I am writing a school project (implementation of Maximum Intensity Projection on GPU (OpenCL)) and now I am facing an interesting problem.
With CL_DEVICE_TYPE_CPU kernel took nearly 2-3 seconds and returns correct results.
This is good result in comparison to C++ program (~30s). But when the same kernel is executed on GPU, it took 60 seconds (with correct result) and computer seem to be frozen.
I have done some research and I thought that it could be in incorrect memory usage, but in this case, it should be same problem on CPU. But it isn’t.
Have anybody encountered similar problem? How can this be solved?
Thanks a lot for replies
CPU : i5 430m
GPU : AMD m5650
It’s not possible to answer your question without understanding the algorithms you are using and seeing the code.
There are several reasons why some OpenCL application may be slower running on a GPU than running on a GPU. For example:
The code memory bound, not ALU bound. What is the ratio of bytes of data transferred from/to global memory compared with the number of ALU instructions?In some cases you may benefit from using local memory.

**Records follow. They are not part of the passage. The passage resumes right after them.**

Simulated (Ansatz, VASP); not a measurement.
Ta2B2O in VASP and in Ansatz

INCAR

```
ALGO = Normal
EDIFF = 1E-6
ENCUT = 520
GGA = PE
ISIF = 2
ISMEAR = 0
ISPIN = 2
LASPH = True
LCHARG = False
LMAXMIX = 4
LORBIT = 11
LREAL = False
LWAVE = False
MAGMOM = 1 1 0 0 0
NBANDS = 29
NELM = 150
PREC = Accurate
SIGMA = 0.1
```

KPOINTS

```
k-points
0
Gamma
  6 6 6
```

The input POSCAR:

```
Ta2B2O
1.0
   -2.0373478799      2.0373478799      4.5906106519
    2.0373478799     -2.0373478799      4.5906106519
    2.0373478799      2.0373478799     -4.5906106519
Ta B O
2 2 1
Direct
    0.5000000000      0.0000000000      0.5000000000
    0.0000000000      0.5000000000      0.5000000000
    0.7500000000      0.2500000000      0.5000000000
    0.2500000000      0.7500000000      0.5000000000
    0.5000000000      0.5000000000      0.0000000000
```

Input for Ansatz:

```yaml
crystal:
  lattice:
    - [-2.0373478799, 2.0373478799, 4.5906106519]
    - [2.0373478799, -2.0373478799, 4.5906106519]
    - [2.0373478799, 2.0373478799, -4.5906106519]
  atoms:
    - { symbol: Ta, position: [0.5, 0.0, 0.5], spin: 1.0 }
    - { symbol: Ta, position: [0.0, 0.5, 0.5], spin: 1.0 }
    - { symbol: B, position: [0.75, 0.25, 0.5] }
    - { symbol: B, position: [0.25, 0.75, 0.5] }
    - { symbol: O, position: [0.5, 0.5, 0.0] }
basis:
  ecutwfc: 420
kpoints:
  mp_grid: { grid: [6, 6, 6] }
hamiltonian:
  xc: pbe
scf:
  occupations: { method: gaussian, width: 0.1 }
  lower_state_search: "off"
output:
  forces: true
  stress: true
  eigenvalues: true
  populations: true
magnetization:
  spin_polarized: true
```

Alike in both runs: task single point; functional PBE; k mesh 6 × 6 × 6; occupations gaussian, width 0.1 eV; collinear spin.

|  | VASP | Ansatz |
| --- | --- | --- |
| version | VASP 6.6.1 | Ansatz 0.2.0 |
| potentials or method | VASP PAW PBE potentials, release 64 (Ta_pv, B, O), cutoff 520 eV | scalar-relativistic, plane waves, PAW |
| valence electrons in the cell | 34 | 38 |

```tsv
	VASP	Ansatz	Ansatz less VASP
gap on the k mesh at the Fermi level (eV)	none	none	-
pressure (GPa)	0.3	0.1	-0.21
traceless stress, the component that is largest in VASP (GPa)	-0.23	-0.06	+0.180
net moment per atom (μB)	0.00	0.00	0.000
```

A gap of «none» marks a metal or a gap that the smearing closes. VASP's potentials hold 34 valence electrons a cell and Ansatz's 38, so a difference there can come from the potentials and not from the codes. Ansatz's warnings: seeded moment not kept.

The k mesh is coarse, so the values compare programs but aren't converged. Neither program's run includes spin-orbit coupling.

The code has very complex control flow. GPUs are basically SIMD processors and if different work-items take different code paths execution will be slower.
Some work-items take a lot more to finish than others. You may need to transform the algorithm or break the work into smaller pieces so that this doesn’t happen.
The code or some part of it does not have significant parallelism.
Using a profiling tool to find out where time is being spent in your application and kernels is strongly recommended.